⬛ Splitting / Chunking Large input text for Summarisation (greater than 4096 tokens....)

Thank you so much for providing these langchain links! Exactly what I needed.
I tried to explain a little bit in layman terms how embeddings work and how they can be used.
I think summarizing everything before “needing them” might be an expensive overkill, as it is significantly more expensive than embeddings.

I am thinkibg about creating “rolling” embeddings with 2k-long overlap, so whenever I detect this “long but interesting document part” I can process only it doing iterations. I will test the approach in the next days

1 Like

My friend is developing a tool dedicated to this task that works in server and client side JS

Any feedback appreciated :slight_smile:

Update: moved here Embedbase Documentation

Thank You so much for providing solution of this problem but i want to pass the list of reviews say 10,000 hotel review and generate a summary of the given list of reviews so How can I split the list of reviews.

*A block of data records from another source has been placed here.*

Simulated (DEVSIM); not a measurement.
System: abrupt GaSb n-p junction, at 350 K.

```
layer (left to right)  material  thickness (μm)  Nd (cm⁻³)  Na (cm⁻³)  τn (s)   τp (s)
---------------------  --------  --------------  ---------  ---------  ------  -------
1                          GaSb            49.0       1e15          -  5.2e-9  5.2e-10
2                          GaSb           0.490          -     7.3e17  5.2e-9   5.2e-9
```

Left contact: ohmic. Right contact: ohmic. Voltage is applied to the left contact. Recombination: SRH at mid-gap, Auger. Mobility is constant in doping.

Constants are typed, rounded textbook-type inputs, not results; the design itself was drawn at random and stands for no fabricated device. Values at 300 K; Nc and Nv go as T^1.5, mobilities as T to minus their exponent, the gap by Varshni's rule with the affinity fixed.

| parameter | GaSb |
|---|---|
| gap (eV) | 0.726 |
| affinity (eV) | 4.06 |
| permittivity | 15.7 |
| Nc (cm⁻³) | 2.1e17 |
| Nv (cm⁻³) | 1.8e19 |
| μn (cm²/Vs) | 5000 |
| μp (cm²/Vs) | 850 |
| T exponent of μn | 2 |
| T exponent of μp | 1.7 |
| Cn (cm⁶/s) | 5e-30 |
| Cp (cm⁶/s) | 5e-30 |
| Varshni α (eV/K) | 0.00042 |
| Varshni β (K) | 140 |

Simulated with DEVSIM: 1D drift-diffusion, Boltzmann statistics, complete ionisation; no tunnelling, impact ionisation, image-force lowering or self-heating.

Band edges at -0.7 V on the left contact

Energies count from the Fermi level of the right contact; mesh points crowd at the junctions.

Hello. I’m working on solution that combines summarisation and extraction. Basically I need to make sure that every important information from the call is recorded in database.

Most talks are under the limit however some of them are over 8k tokens.

I’m wondering how small chunks for good summarisation should be. I expect that the smaller chunks are → the more information is extracted however there is also higher chances for “hallucinations”.

What’s your opinion on that. Which size is optimal, when retrieving data from the dialogue is important.

Did you try doctran interrogation method and predefine the parameters you want to extract than summarize it you can get a better understanding that way I’m a noob so this might not be the solution😅